Draze performs at the Mural Amphitheatre. Photo by Christopher Nelson

The Moments That Define Northwest Folklife’s Modern Era

Over the last two decades, the community-powered festival has grown and changed alongside the city it serves.

Since 1972 Northwest Folklife has been putting community on stage, showcasing the traditional and ethnic artistry that is practiced by every kind of people found throughout the region. That is a broad palate and it gets broader every year, swelling now to fill a four-day festival that attracts 250,000 visitors and features more than 5,000 performers. In the last 20 years—we’ll call it the modern era—the festival has actively sought out communities that are emergent and under-represented while also offering a platform for modern artists who are preserving more well-known folk traditions and pushing the idea of folk into new territory. As a result, the festival is a reflection of the world around it, it’s every-changing programming a barometer for the culture of the city it is at the center of. Here are four moments from the last 20 years that stand out.

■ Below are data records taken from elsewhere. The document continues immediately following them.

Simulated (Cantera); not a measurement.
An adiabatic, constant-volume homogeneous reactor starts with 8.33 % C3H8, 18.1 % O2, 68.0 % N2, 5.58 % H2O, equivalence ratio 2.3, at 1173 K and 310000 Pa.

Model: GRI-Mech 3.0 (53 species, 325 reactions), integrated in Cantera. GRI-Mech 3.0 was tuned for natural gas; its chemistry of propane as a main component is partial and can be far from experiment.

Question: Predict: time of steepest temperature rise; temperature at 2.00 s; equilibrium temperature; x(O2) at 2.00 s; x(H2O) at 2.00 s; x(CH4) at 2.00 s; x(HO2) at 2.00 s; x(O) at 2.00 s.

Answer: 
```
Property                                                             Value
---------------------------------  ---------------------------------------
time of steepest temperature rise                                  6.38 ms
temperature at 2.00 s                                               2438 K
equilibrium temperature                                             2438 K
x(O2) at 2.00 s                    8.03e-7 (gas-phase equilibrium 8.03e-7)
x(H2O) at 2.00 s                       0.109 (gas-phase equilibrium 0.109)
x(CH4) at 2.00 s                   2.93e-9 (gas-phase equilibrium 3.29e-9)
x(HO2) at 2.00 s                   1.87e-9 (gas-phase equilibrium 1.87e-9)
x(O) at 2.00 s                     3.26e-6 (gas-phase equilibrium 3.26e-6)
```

1997 – Pete Seeger Takes Over

It was only natural that the organizers of Folklife had tried for some time to book Pete Seeger, one of America’s greatest proponents of folk music. In 1997, the stars aligned. Seeger was scheduled to speak at a labor conference at the University of Washington and said he would parlay his engagement into a weekend of performances at Seattle Center, so long as organizers would equip him with a labor chorus. On May 23, Seeger opened the festivities at Seattle Center’s Flag Plaza. “The words of Chief Seattle have gone around the world,” he said before performing “This Little Light of Mine” alongside grandson Tao Rodriguez-Seeger. “And the example of this festival is gonna spread around the world too.” Seeger would go on to perform multiple times throughout the weekend. The most memorable performance, though, was at the Mural Amphitheater, where the folk legend was joined by a large labor chorus that didn’t even exist two months prior. “The folk process is something that has been going on for ages,” Seeger said while introducing a labor-friendly rendition of Jester Hairston’s “Amen.” “For thousands of years people have been taking old tunes and putting new words to them.”

1998 – Mexican Diversity Goes On Display

As the 20th century came to a close, there were more than 200,000 Hispanics living in the state of Washington, many of them with Mexican heritage. Exploring the great diversity of this heritage and inviting the artists who carry it forth was the aim of the Folklife program Norte Y Sur, Un Solo Pueblo, which translates as North and South, One People. Organizers invited artists from throughout the state of Washington for a vibrant weekend that included exhibits; a play about the “Day of the Dead”; a low-rider parade; a big dance; and Mexicano, Chicano, and Tejano music, much of it from east of the Cascades. There were also a handful of notable groups from Mexico, each of whom showed off a different style of regional song most often heard at weddings and parties. The performances were all captured with audio and turned into an album, which was released two years later, and prompted Seattle Times reporter Paul de Barros to call Norte Y Sur “the best focus program Folklife ever produced.”

2004 – Ethiopians and Eritreans Come Together

It was less than four years after the end of the Eritrean-Ethiopian War when Folklife invited artists from both East African nations to take part—along with artists from Somalia, Djbouti, and Sudan—in the Horn of Africa cultural focus in 2004. The heart of the programming was in the Pavilion, where members of the communities were able to show traditional Ethiopian and Eritrean lifestyles, from huts to hair braiding, and, of course, the food. But it was on stage that musicians, poets, and dancers from Ethiopia and Eritrea, especially, were able to express and share their cultures with curioius fest-goers and each other. “It was a challenge,” recalls Yeggy Michael, a Seattle-based Eritrean artist who helped organize the event and designed the Folklife poster for 2004. “The two countries had just come out of war and people were a little bit, to each other, weren’t that friendly, but Folklife brought the cultures, really in an amazing way, together. The total vibe was totally turned different and people were really happy.”

2015 – Hip-Hop Takes Center Stage

Hip-hop had long been a part of Folklife, and not only in the hip-hop programming that came online in the ’90s. The roots of hip-hop can be found in many of the traditions long-celebrated by the festival. In 2015, organizers decided to expose those roots with a weekend of programming that explored Seattle’s vibrant hip-hop scene, as well as the traditions that have fed it, from African and Latin traditional dance to the blues and gospel to jazz and politically minded songwriting. The purest expression of the these connections was found in a Saturday afternoon performance by Dumi Maraire Jr., the son of a celebrated marimba musician who incorporates his family’s Zimbabwean roots into the hip-hop he produces as Draze. In his performance, Draze used the materials that have come before to help tell the story of the world around him; in particular, on the song “Ain’t the Same,” he addresses the gentrification that has pushed the black community out of Seattle’s Central District. It’s a kind of folk songcraft the now-late Pete Seeger could appreciate.